Using the Parrot was easy. When I turned it on, my K800i just picked it up and entered headset mode. One disadvantage of a speakerphone is that others in the vicinity can hear your call. If that’s a problem you just press in the green button during the call and the Minikit says the word ‘Discreet mode’ and switches the call back to the phone. Press it again and it returns to the Minikit.
However, to achieve the extensive standby times, the Minikit shuts itself down when not in active use, so if you go out of range and then return, you have to turn it on again. The range of 10 metres is more solid that most devices that claim this. In fact, this caused problems as on occasion if I found myself too close to the car the call would be picked up by the Minikit and I’d have to divert it to the phone to talk.
Parrot has designed into the Minikit features that let you keep your hands off the phone while driving as much as possible. For example, you may need to enter numbers to select menu options, say in Voicemail or in if you phone a company. By pressing and then turning the dial during a call the Minikit reads out numbers, which you can just about hear in the background. Press the dial to accept and it sends thee DTMFs (Dual-Tome Multi Frequency) instructions to the phone. It’s a good feature but I’m not sure it’s actually any safer than pressing the keypad on the phone if it’s properly mounted in a car kit.

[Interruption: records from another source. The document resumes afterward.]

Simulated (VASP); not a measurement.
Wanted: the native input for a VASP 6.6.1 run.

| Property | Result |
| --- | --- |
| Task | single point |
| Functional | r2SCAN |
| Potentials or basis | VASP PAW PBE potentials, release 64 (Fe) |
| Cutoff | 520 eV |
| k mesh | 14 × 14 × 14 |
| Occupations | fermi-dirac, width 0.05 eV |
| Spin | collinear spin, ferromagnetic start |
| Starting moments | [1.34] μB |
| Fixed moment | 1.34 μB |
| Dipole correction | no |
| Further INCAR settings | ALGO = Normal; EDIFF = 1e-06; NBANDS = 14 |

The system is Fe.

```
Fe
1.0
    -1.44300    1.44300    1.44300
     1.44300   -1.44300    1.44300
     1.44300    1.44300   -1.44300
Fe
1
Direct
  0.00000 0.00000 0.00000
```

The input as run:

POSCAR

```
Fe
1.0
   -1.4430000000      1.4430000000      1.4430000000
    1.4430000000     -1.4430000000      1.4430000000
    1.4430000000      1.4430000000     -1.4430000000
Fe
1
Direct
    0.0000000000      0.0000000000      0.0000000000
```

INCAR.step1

Another cool feature is how the Parrot deals with voice control. Firstly, you have to get the Minikit to recognise your commands by setting up generic commands for Home, Work and Mobile. However, though it says Mobile in the manual, the word you’re asked to repeat is actually Cellular – A US term not used in the UK. Once you’ve set up these commands you have to beam the contact from your phone to the Minikit via Bluetooth. It can store up to 150 of these Voice Tags. To get the Minikit to ask you to state a name you press the green button once, then speak – and it then repeats it back to you. Setting up is a bit of a laborious process but it’s worth it for frequently dialled numbers and I found it worked flawlessly.
As for voice quality, Parrot claims that it uses complex signal processing algorithms to provide echo cancellation to ensure that your voice can be heard clearly by callers. In fact, the blurb states that these are the result of three years' development work by Parrot's design office. I wasn’t aware of this factoid while testing but fortunately, I could always be heard clearly by the other party, even while driving. The 2W speaker is pretty loud and though it could have been a touch more precise I never had a problem making anybody out.
The Parrot Minikit did everything it claimed and efficiently. It’s not the world's most stylish bit of kit, but it’s practical, effective and reasonably priced and for that it earns a recommended award.